Character counts, as we have often heard throughout the last decade. With corporate meltdowns, and other leadership debacles in the news, character is popular again. The thing to remember about how character functions in leadership is that it means more than not lying, cheating and stealing. Those issues may be the ones that make the headlines when exposed, but the vast majority of character issues in leadership are not moral or ethical in nature, but functional. As I wrote in my book Integrity, character is not just about being good in the moral and trustworthy sense. It is about how well a leader functions day-to-day in the essential interpersonal and functional tasks of leadership. Those abilities come from other aspects of character, which I refer to as a person's makeup, or the essential ways that we are constructed and put together.
All of us tend to function in the mode that our natural makeup defaults to, especially when we are not watching ourselves. If we are hard drivers, we tend to default to pushing people too hard. If we are big picture people, we can get sloppy on the details. If we are problem solvers, we can lose touch of our vision and fail to develop new things that will grow our mission or enterprise. In other words, as the Bible says, the tree produces the fruit. A bad tree cannot produce good fruit, and vice versa. The areas in which we are out of balance will naturally find themselves expressed in our organization. Another example: impulsive people become impulsive leaders, and risk-averse people take too long to act.
In this issue, I want to address one of the areas of personal makeup that leaders do well to think about: the spatial balance between you and the people you lead. Sounds obtuse, doesn't it? What I am referring to is that every human has a characteristic (there's that word again) mode of being connected to others, and being separate from them also. Think of your personal relationships for a moment. Some people are overly possessive of their loved ones and do not allow or desire any time apart. They want to do everything together, and talk about every topic, detail and decision. When they have time apart from each other, they see it as "something gone wrong." Other people enjoy being together and being connected, but really want to have their "alone time," and enjoy their separateness. While there is a balance that is good for most relationships, there is also an inherent problem in many: when one person has a style that conflicts with the style of the other, you have real conflict.
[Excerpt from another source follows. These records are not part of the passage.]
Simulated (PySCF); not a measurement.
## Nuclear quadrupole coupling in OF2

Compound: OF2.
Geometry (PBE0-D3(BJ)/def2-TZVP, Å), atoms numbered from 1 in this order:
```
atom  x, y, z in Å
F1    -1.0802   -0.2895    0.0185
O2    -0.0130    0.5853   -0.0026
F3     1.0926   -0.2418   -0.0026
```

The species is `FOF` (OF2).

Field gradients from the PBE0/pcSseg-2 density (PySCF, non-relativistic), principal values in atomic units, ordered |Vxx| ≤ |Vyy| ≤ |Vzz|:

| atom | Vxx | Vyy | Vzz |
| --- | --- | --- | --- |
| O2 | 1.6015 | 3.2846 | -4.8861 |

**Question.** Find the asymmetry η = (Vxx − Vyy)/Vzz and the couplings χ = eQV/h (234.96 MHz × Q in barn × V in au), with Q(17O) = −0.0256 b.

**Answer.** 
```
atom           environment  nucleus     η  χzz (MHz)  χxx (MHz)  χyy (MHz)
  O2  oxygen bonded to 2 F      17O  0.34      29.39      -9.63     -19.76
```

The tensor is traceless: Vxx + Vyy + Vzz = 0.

I see this all the time in leadership coaching and consulting, especially where there is conflict on a team. Many times it comes down to one of a few issues:
1. The leader is imbalanced in one direction or the other
In this scenario, a leader may be too distant and disengaged from the people he or she leads, and goes past "delegation," to, as Ken Blanchard says, "abrogation." The leader's natural preference for independence and separateness leaves his people somewhat lost in the woods, trying to find their way out by themselves. Motivation, information, inspiration, realty, cohesiveness leading to speed, and many more important functions are lost due to this leader's unplanned, but natural style of disconnecting and not being involved enough, either relationally or functionally.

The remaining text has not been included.